COLOMBO - Sri Lanka prepared to throw its biggest party since the end of the country's ethnic conflict after beating India in the final of cricket's World T20 tournament, officials said Monday. Cricket officials said arrangements were being made for a ticker-tape parade in central Colombo on Tuesday after an outpouring of jubilation in a country that has been at war for much of its post-independence history.

The victory on Sunday night in Dhaka came 18 years after Sri Lanka's triumph in the 50-over World Cup, which had been followed by a series of defeats in the finals of major tournaments. An official source said the authorities tried to fly the national team home on Monday, but logistical issues prevented an early celebration. "We arranged two charter flights to take fans to Dhaka for the finals and there are no seats onboard those aircraft for the team to return," a cricket official told AFP. "Getting another aircraft has not been easy."

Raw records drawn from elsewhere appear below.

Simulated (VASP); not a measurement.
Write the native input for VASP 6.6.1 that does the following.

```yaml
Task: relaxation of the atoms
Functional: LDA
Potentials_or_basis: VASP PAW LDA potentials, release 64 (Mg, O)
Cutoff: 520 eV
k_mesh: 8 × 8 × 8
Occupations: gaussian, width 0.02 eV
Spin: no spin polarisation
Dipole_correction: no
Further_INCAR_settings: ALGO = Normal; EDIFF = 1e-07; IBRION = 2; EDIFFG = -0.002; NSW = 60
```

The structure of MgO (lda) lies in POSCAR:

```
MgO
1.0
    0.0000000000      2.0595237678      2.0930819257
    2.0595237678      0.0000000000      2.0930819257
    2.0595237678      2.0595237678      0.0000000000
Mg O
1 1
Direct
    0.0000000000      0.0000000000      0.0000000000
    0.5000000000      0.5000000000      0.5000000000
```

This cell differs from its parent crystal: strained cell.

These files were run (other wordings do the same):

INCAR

Sri Lanka's cricket board (SLC) said it planned to hold a press conference at the airport Tuesday before driving the team in an open top bus to their main office and on to downtown Colombo where tens of thousands of fans are expected to give the players a heroes' welcome. The team is also due to call on Sri Lankan President Mahinda Rajapakse, officials said.

Fitting farewell: Newspapers hailed the victory as a "fitting farewell" to a golden generation, including former skippers Mahela Jayawardene and Kumar Sangakkara who have already announced their retirement from T20 cricket. Pundits also joked that the victory was only made possible by President Rajapakse's decision to stay away from the final after he had apparently "jinxed" the team in previous tournaments. On the eve of the final, the board announced the team would get a million dollar bonus if it could finally throw off its reputation for choking. But veteran cricket commentator Ranjan Paranavithana bemoaned the prospect of local administrators claiming credit for the team's spirited performance after a series of management and pay disputes.

"Loads of empty heads will be at SLC taking photographs with the trophy and the players," Paranavithana said on his blog. The Daily Mirror newspaper said the victory was a dream come true for the country's two best players who will now concentrate only on Test match and 50 over cricket. Sangakkara top-scored with a quickfire 52 while Jayawardene weighed in with a run-a-ball 24. "Sangakkara and Jayawardene ended their T20 international careers with a dream script, playing the team's best two innings as Sri Lanka ended their world title drought in style," the paper said.

Call from president:  Rajapakse phoned team members and officials to congratulate them shortly after the six-wicket win which triggered an outpouring of joy unseen in Sri Lanka since the crushing of the Tamil Tiger separatist fighters in May 2009. Motorists in the cricket-mad country took to the streets tooting their horns and waving the national Lion flag, while fireworks lit up the sky throughout the night.

Fans said the team may have thanked Rajapakse for being absent after he watched them lose the last World T20 tournament -- hosted by Sri Lanka in 2012 -- and their defeats in the final of the 2007 and 2011 World Cups.

"Given bad omens of the past, Lankan fans wished President Mahinda Rajapakse to watch the hot final from Sri Lanka (rather) than from Mirpur, Bangladesh," the private Daily FT paper said. "Thankfully", the president was busy opening a five-star hotel outside Colombo, the paper said.

The celebrations in Sri Lanka contrasted sharply with the downbeat mood in India where fans had expected the current ODI World Cup holders to add to their trophy collection. Many fans on social media vented their frustration at batsman Yuvraj Singh who took 30 balls to make 11 runs. However his father Yograj Singh urged supporters not to single out his son for blame, telling the Press Trust of India news agency: "Ups and downs are part of life and part of this game as well."